I got out a couple of times this weekend and it was bitter cold with fierce wind. I headed over to Annawan, and the roads were horrible. There were a dozen cars off the road! I really didn't expect to see anything that first day after the storm because it was so bad. I figured most of the critters took cover and were hunkering down until it was over. I didn't see any tracks at all, and I started to believe I might be correct. However, the little mink below proved me wrong. It was headed back to the den with a hearty breakfast of fish.
I ventured out a little closer to home yesterday and on my way to my destination, I spotted 4 coyote in a field next to the canal path. I have only seen solitary coyotes around the canal in the daytime, but these guys were hanging together. They were just hunting and lounging. I pulled over on the side of the road and just enjoyed watching them for awhile. I was hoping to see some rodent pounces, but it never happened.
I was pretty sure that they had followed the canal path to that field since it is the only tree cover in the area, so I went up a couple of bridges to see if I could find their route. Sure enough, I found four direct coyote trails on the main path headed in the direction of where I had last seen them. So much can be learned from animals just by following and studying their paths.
The snow reveals every little nook and cranny that they investigate. Coyotes mark with their urine frequently, and of course, this is easily spotted. Don't eat the yellow snow! If followed their path for a little more than 2 miles, and between the four of them, there were 13 urine spots.
Of course they left other little presents along the way as well. Every scat i found was directly on this snowmobile track.
The tracks led up to the edge of the canal where apparently they had taken a little snooze break. These little "beds" were nicely formed, to keep the wind at their backs. I was a bit disappointed in the photos because these were perfectly formed little beds which can only be appreciated in person (or in 3D). I could just picture them all curled up in little balls of fur trying to keep warm. These beds were pretty fresh as there was very little snow in them, and the wind was still blowing.
I also found a spot where one coyote had pounced. I'm assuming it was a rodent tunneling, as there were no other tracks. A few feet away, there was a bit of evidence that the pouce was successful. Tiny droplets of blood!

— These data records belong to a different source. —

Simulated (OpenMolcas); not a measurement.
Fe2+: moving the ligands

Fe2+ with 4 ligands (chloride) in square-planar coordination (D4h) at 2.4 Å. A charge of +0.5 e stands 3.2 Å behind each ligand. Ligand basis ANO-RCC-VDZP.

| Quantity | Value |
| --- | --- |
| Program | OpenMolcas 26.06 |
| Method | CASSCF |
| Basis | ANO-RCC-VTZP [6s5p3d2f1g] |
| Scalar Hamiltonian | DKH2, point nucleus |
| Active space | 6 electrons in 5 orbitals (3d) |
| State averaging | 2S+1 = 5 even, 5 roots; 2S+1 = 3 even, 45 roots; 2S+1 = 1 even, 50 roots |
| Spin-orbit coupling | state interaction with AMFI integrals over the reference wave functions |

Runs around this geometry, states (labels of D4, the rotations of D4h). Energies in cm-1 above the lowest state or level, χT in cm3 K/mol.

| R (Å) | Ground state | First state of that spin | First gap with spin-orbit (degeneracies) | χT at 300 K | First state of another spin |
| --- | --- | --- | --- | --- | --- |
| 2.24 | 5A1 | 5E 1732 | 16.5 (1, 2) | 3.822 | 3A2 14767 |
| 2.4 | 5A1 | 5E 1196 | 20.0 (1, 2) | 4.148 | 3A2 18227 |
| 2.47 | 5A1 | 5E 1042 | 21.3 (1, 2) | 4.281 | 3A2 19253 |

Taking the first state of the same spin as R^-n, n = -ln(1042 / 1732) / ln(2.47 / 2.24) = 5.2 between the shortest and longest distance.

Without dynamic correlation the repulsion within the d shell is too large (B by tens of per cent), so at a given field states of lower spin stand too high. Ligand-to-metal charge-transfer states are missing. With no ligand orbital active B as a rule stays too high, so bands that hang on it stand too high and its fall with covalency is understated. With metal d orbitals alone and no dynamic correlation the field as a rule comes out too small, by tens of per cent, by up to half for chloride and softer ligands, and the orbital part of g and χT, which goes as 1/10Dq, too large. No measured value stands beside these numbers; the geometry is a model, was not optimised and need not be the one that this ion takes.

I tracked them all the way back to where I had first spotted them, and sure enough, they were still in the field. Unfortunately, my tracking adventure stopped at the fence to the local farmer's field:( I would have loved to try to get closer for some better photos, but maybe next time.
On the way back to the truck, I focused on getting some wildlife shots and came up with one final surprise. This barred owl startled me as it bolted from a low lying tree, but not enough to keep me from getting a couple of shots.
The Hennepin holds many wildlife secrets, but many are revealed when the snow falls. Get out there and see what you can find! Merry Christmas everyone!